The Case of Archie Outlaw

People v. Outlaw, 404 N.Y.S.2d 613 (App. Div. 1978)

The following is the full text of a New York Times article by Sheila Rule and Robert McG. Thomas Jr. It appeared on page B4 of the December 10, 1981, issue.

The People of New York v. _____

A good name is rather to be chosen than, well, the one Archie Outlaw has.

That is the view of Mr. Outlaw, who has petitioned for a temporary name change on the ground [sic] that his own name would ''prejudice me in the eyes of the jury'' when he goes on trial on a charge of selling heroin.

''Through no fault of my own,'' he said in papers filed in State Supreme Court in Manhattan, ''I was given the last name Outlaw at birth almost 34 years ago.''

Mr. Outlaw said he would accept a name such as Reggie Jackson, Eleanor Roosevelt, Andrew Young, Archie Law, Archie Law-abiding, Sterling Johnson Jr. (the name of the city's special narcotics prosecutor), or Robert M. Haft, the acting Supreme Court justice, who will rule on the petition.

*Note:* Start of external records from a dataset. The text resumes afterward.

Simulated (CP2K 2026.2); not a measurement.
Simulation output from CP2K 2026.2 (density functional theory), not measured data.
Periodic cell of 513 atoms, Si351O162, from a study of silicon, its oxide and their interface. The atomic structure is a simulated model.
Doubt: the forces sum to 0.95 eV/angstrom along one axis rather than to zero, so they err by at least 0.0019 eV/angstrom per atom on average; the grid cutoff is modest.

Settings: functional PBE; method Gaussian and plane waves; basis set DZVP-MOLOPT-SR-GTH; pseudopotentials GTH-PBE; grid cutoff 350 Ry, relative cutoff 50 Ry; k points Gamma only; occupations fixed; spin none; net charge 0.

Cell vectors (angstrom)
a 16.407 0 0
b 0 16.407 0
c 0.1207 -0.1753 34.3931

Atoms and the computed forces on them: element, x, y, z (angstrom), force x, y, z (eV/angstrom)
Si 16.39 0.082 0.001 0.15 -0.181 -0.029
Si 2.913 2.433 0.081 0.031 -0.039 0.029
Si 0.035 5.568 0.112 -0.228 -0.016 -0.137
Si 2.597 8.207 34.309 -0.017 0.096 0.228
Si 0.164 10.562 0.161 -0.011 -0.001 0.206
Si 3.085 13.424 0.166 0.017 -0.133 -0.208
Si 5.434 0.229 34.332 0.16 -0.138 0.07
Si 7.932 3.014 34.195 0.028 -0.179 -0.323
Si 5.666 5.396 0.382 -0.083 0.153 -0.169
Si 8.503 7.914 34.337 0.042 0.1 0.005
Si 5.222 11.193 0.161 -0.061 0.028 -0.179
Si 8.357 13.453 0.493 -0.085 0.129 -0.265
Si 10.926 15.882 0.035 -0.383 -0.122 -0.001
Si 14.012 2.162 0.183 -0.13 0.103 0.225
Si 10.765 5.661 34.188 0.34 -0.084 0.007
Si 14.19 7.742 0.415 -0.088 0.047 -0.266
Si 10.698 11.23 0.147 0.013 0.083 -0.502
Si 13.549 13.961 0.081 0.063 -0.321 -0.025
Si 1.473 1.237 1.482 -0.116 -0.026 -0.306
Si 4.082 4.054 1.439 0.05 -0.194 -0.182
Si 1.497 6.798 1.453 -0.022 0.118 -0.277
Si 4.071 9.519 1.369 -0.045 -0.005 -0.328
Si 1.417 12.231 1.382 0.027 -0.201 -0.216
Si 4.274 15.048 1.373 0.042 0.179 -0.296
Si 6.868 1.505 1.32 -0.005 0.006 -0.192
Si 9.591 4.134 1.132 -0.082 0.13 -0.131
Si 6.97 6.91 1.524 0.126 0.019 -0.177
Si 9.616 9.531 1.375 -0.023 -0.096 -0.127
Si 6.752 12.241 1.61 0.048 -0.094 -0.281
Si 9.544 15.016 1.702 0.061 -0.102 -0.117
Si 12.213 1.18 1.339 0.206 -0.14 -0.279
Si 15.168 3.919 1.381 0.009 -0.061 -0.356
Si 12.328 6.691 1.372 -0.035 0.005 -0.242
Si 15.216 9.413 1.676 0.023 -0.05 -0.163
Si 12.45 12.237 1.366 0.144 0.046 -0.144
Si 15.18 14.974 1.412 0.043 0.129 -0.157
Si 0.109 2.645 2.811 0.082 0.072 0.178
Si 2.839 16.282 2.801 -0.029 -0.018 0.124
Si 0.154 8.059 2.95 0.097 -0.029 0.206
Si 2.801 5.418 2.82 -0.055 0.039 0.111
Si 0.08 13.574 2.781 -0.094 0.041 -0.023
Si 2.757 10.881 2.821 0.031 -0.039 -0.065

In opposing the motion, Ronald M. Neumann, an assistant district attorney, argued on Tuesday that cases against such defendants as Bruce Bimbo, Anthony Oddman, Anthony Savage, Rogers Crabb and even one Bernard J. Outlaw had all ''passed through the criminal justice system without apparent prejudice.''

If the judge does grant the petition, Mr. Neumann said, ''I want to change my name to Learned Hand,'' the famous judge.

[The court allowed Outlaw to use the alias “Archie Simmons,” but he pled guilty before the case went to trial.]